What to Watch
Oil Gains on Iran Turmoil
Crude prices ticked up Wednesday fueled by antigovernment protests in oil-rich Iran.
Brent crude, the global benchmark, was up 0.60%, at $67.96 a barrel on London’s Intercontinental Exchange . On the New York Mercantile Exchange, West Texas Intermediate futures were trading up 0.45% at $60.65 a barrel.
Demonstrators have taken to the streets in cities across Iran over the past week to voice anger over the country’s economic woes.
The protests, which have left more than 20 people dead, have reignited a geopolitical risk premium in global oil markets amid concerns the civil unrest could result in crude supply disruptions out of the Islamic Republic.
The “potential escalation out of Iran” is supporting oil prices, said Ole Hansen, head of commodity strategy at Saxo Bank.
Israeli Pipeline, Once a Link to Iran, Shrouded in Secrecy
An oil pipeline company established decades ago by Israel and Iran, and a new Israeli entity meant to replace it, can continue to operate secretly, said Israeli authorities in December.The Eilat-Ashkelon Pipeline Co. was a joint venture set up in 1968, when the two nations were friendly. Israel, worried about national security, maintains tight control over information related to the pipeline.
What Investors Need to Know About Europe’s New Trading Rules
A new set of rules– MiFID II — that changes how assets from stocks to commodities are traded and investors’ money is managed entered into force on Wednesday. Regulators say it will protect investors and boost transparency.
“Will someone from his depleted and food starved [North Korean] regime please inform him that I too have a Nuclear Button, but it is a much bigger & more powerful one than his, and my Button works!”
U.S. President Donald Trump
Gas Market Feels the Chill
Fueled by the holiday deep freeze, natural-gas futures prices continuedtheir late December rally into the new year, rising 17% over just seven trading sessions, writes Spencer Jakab for Heard on the Street.
WSJ Energy In-Depth
Venezuela Misses Another Debt Payment, Raising Stakes for Bondholders
Venezuela has defaulted on another debt obligation, according to S&P Global Ratings, intensifying investor fears about the country’s ability to make more than $9 billion in bond payments due in 2018, writw Julie Wernau and Imani Moise.

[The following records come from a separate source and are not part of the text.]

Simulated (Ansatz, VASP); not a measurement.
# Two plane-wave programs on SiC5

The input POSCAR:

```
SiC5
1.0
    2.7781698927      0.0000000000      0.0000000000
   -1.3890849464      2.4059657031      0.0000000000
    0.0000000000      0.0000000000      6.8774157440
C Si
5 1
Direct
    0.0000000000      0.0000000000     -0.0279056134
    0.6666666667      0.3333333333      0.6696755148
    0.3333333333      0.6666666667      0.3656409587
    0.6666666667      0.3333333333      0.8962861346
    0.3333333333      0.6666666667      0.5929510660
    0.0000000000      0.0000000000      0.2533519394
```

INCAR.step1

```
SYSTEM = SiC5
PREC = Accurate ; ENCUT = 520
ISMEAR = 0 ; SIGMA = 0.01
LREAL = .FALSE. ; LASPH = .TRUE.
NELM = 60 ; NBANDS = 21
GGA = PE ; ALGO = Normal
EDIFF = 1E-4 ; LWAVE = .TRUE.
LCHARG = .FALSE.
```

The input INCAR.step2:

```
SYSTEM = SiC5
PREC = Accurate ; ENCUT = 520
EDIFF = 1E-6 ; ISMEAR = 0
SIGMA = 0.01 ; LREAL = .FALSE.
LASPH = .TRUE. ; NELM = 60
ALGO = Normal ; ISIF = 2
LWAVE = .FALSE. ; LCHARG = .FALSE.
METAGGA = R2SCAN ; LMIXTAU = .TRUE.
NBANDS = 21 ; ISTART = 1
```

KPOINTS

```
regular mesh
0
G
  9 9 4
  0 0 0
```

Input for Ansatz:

Venezuela’s oil-rich econcomy has been hurt by a recession that has left the country and its state oil firm Petróleos de Venezuela SA, known as PdVSA, saddled with several billions of dollars of debt.
The ratings firm said Tuesday that Venezuela failed to make $35 million in coupon payments for its bonds due in 2018 within a 30-day grace period. The government and PdVSA are now behind on $1.28 billion in payments, according to investment firm Caracas Capital. S&P said there is a one-in-two chance that Venezuela will default on payments due within the next three months.
Venezuelan President Nicolás Maduro has insisted Venezuela will pay off its near-term obligations. The government also has said it wants to restructure all remaining debt, which analysts put as high as $150 billion.
The U.S. total rig count will reach above 1,000 rigs in 2018, for the first time since April 2015, according to Stewart Glickman head of energy research at CFRA. Rig counts ranged from 660 to 960 in 2017.
Wednesday: The U.S. Energy Information Administration releases its weekly petroleum status report.
Friday: Oil-services firm Baker Hughes Inc. releases its count of active drilling rigs, a bellwether for production in the U.S. oil industry.
In a shake-up for natural gas markets, winter arrived big-time this weekend to the region east of the Rockies, with temperatures today in high-population centers like Dallas a good 20 degrees colder than Anchorage, Ala. “The below-normal temperatures have caused natural gas and oil production freeze-offs in producing areas while demand in major heating markets has soared,” says BTU Analytics, according to WSJ correspondent Dan Molinski.
Analysts are offering mixed reviews of the surprise sale Friday by Weatherford of its hydraulic fracturing fleet to rival Schlumberger. The two company’s scrapped a previously announced joint venture and instead announced a straight asset sale of Weatherford’s pressure pumping equipment to Schlumberger for $430 million. Bernstein said in a note Tuesday that Weatherford had prioritized short-term cash as it tries to pare down debt over long-term value in the joint venture. Schlumberger gained substantial fracking equipment at a reasonable price, Bernstein said. Tudor Pickering Holt said the deal was a win for Weatherford because its fracking fleet is in disrepair and the transaction allowed it to jettison the equipment at a good price, writes Houston-based reporter Christopher Matthews.